Getting the astrophysics and particle physics of dark matter out of next-generation direct detection experiments

TL;DR

This paper proposes a new analysis method for dark matter direct detection data that jointly considers astrophysical and particle physics uncertainties, enabling more accurate characterization of dark matter properties and insights into its role in galaxy evolution.

Contribution

It introduces a novel approach that treats astrophysical and particle physics uncertainties equally and combines multiple data sets for improved dark matter analysis.

Findings

Enhanced accuracy in dark matter property estimation.

Potential to reveal dark matter's coevolution with galaxies.

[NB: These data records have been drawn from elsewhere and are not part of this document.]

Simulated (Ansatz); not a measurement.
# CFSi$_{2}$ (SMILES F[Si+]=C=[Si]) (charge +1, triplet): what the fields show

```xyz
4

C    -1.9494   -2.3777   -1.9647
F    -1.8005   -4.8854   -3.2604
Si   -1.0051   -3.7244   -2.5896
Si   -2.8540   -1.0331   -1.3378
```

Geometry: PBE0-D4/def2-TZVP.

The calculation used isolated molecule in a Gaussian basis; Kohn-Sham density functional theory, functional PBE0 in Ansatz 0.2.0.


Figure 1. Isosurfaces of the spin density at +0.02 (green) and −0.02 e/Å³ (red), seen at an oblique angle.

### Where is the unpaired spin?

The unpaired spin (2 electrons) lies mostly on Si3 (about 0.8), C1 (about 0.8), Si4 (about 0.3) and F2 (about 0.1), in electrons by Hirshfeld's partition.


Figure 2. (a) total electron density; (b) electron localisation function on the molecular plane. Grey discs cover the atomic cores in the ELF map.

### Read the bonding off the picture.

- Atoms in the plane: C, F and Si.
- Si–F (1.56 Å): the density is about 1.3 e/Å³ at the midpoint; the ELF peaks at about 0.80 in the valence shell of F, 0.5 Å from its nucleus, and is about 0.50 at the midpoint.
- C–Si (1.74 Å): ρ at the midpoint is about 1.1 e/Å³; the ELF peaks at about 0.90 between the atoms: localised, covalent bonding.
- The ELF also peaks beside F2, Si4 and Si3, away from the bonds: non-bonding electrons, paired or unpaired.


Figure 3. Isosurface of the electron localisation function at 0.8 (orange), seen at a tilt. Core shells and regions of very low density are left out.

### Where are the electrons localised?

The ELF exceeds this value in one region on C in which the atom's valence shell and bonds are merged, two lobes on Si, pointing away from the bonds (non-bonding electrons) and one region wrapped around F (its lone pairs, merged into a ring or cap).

Framework for integrating diverse data sets in dark matter research.

Abstract

The next decade will bring massive new data sets from experiments of the direct detection of weakly interacting massive particle (WIMP) dark matter. The primary goal of these experiments is to identify and characterize the dark-matter particle species. However, mapping the data sets to the particle-physics properties of dark matter is complicated not only by the considerable uncertainties in the dark-matter model, but by its poorly constrained local distribution function (the "astrophysics" of dark matter). In this Letter, I propose a shift in how to do direct-detection data analysis. I show that by treating the astrophysical and particle physics uncertainties of dark matter on equal footing, and by incorporating a combination of data sets into the analysis, one may recover both the particle physics and astrophysics of dark matter. Not only does such an approach yield more accurate estimates of dark-matter properties, but may illuminate how dark matter coevolves with galaxies.